It's a very fair question, and it's a great question. The market environment is fantastic. And this is what Bruce highlighted in his comments. It is a buyer and the seller's market. We are thrilled to crystallize some fantastic returns and spend capital back to our LP partners. That's why we do this. Therefore, we're excited about delivering these monetizations and distributing capital back Yes, that means we stop earning fees on that capital. But if we do a good job and return capital at strong returns to our we see that capital coming back to us in new fund commitments often in greater quantities. So maybe it leads to a tiny bit of quarter-to-quarter noise. The fantastic thing for our franchise to see this monetization activity pick up. It's only a net positive.
Got it. So would it be fair to say your prior comment on you expect them to be more positive than '24 from a fundraising standpoint. Would it be fair to say that both on a gross and net basis.
Yes, I think that's fair.
Our next question comes from Sohrab Movahedi with BMO Capital Markets.
Maybe just quickly for Hadley. I mean you had Investor Day, you had a nice chart showing the 5 different drivers of fee-bearing capital growth you expect over the next 5 years between renewables, infrastructure, private real estate and credit going from $0.5 trillion to $1 trillion. Would you be able to provide that same table showing the buildup for both fee-related revenues and fee-related earnings. So we have a sense of what's [indiscernible] and earnings on those fee rates over time?
Sure. So you've highlighted our businesses where we see the drivers that doubling of our business, and that will be on the back of the flagships, the complementary strategies and then the build-out of credit. So we can take your question offline and provide a little bit more detail behind that. But that is really the big drivers of what will get us to doubling our business. And as Connor has really outlined further, we're entering into environment that's going to show even further upside from what we showed at Investor Day. So there's definitely additional levers that can be pulled to achieve that and more.

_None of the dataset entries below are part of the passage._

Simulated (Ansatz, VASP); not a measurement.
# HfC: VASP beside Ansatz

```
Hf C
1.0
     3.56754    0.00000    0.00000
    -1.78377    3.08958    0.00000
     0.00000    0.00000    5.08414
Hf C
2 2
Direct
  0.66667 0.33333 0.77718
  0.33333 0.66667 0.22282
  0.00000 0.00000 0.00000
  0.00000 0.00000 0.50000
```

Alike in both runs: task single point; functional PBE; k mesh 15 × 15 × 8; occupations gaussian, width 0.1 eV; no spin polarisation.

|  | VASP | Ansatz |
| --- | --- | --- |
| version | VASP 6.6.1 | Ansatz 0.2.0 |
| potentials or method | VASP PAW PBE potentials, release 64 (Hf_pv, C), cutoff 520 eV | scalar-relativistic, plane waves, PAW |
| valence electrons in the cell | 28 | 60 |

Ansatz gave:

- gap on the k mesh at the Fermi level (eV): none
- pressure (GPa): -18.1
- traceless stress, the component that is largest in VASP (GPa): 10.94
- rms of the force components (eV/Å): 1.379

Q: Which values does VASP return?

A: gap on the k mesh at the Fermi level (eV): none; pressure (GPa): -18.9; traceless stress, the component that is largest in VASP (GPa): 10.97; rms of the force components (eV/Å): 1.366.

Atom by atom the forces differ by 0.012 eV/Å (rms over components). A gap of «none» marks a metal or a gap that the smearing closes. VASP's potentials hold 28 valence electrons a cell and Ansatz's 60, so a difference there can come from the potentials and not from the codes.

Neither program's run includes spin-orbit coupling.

Okay. And maybe we'll take that off-line. And then, Connor, I mean, it's not every day that we say it's both a good seller's market and a buyer's market. I mean, usually, if it's a good seller's market, it's probably not a good buyer's market. What makes it both this good seller and a buyer market?
Yes, it's a great question. And I'll use an example, and again, maybe just pivoting back to one of the previous questions on this call. I'll just use the renewable powering transition franchise. In 1 year, we're going to have the highest year for deployment, the highest year for monetization and the highest year for fundraising in the same 12-month stretch. Those things don't typically cycle together. But one, I would say, it's what we're seeing in terms of growth in these sectors and different investors wanting to get exposure to these sectors at different risk return points. An example of what's driving that, again, perhaps using renewable power and transition is we are seeing an incredibly robust bid for high-quality cash-generative operating assets, particularly those that still have a growth angle.
That's seeing a very, very robust bid from market participants, and that's the type of thing we're monetizing into. In the exact same environment, we are seeing a shortage of capital chasing an abundance of opportunities to construct and build out new assets and new platforms in this space. And while there is more capital being allocated to these themes, that capital just pills in comparison to the capital requirements and the growth opportunities that are [indiscernible] trend. So I would say the hunts what we're seeing in renewables, but in general, we're seeing the same thing in real estate and infrastructure as well. That's how you get the market bifurcation that's allowing us to be a great buyer and a great seller at the same time.
Our next question comes from Ken Worthington with JPMorgan.
Maybe first, your wealth infrastructure fund generated $800 million of sales this quarter. And if our calculations are correct, it suggests that things picked up throughout the quarter with a particularly strong September. Did you get on a new platform, both the acceleration in sales there. And given the success here, what sort of next in terms of the build-out of the wealth franchise?
Sure. So we'll say something that we've said about our BII product before. The growth of this product is not limited by demand. It is entirely limited by our disciplined approach to deploying the capital. And we could be raising even more capital than we did in Q3. We just want to continue to be prudent in how we build out the asset portfolio and ensure that we're delivering fantastic returns as more capital comes into that fund. But what I would say about that $800 million is we're still just scratching the service and it's purely driven by investor demand, which actually far exceeds the dollars we raised in Q3.
And then secondly, in terms of new products for the wealth platform, I would really say -- there -- in this piggybacks on some of the things we mentioned at Investor Day, we're very focused on over the next 12 months potentially launching wealth products in both the private equity segment, as well as potentially additional wealth products in certain credit subsegments. And some of the recent transactions we've done with some of our two partner managers is going to be very additive to those initiatives as we bring new products onto our wealth platform.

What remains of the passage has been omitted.